A data warehouse is a data storage solution that aggregates a massive amount of historical data. It supports querying, reporting, analytics, and business intelligence (BI).
Redshift is a petabyte-scale data warehousing solution (Business Intelligence).
Amazon Redshift is a cloud data warehouse. It makes it fast, simple, and cost-effective to analyze all your data using standard SQL and your existing Business Intelligence (BI) tools. It allows you to run complex analytic queries against terabytes to petabytes of structured and semi-structured data.
It uses sophisticated query optimization, columnar storage on high-performance storage, and massively parallel query execution. Most results come back in seconds.
- Column based database; Data can be loaded from S3.
- Not for transactional-based processing, which RDS can support.
- Not for unstructured data, which NoSQL can support.
- MPP (Massively Parallel Processing)
- Use Cases
- Used for OLAP (OnLine Analytics Processing) workloads (retrieval and analytics).
- Data Consolidation: consolidate multiple data sources for reporting.
- Single Node
- Multi Nodes: Leader node + Compute node
- Kinesis can inject data into Redshift. Redshift is used for analyzing summarized data from other services such as Kinesis or RDS.
- Charges: Compute Node Hours (no charge for leader node hours), Backups, Data Transfer inside VPC
- Security: SSL in transit, AES-256 encryption at rest
- Backups: You can create snapshots in inter-AZs and even inter-regions.
Redshift Spectrum is a feature of Amazon Redshift.
- Spectrum queries and analyzes data in S3 using the open data formats you already use, with no data loading or transformations (ETL).

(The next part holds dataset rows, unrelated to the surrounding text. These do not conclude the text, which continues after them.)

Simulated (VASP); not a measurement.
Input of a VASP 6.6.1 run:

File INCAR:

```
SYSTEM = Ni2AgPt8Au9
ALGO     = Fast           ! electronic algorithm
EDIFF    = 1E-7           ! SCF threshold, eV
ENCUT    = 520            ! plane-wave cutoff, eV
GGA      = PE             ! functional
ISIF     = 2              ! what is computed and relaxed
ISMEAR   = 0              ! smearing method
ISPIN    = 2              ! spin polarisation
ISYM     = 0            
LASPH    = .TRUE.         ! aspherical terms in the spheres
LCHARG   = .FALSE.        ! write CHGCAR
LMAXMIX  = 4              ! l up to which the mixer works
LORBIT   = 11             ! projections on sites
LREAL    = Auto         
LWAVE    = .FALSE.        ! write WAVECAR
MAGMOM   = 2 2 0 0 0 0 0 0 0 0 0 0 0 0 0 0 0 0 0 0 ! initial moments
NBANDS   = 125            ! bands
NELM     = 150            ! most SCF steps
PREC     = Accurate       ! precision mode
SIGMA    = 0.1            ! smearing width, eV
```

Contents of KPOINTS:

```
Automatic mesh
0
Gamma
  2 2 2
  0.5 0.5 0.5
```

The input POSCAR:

Redshift Enhanced VPC Routing
With Enhanced VPC Routing enabled, Redshift forces all COPY and UNLOAD traffic between the cluster and data repositories through the Amazon VPC. If Enhanced VPC Routing is not enabled, Redshift routes traffic through the internet.
By using Enhanced VPC Routing, you can use standard VPC features, such as security groups, network access control lists (ACLs), VPC endpoints, internet gateways, and Domain Name System (DNS) servers.
You can also monitor COPY and UNLOAD traffic using VPC Flow Logs.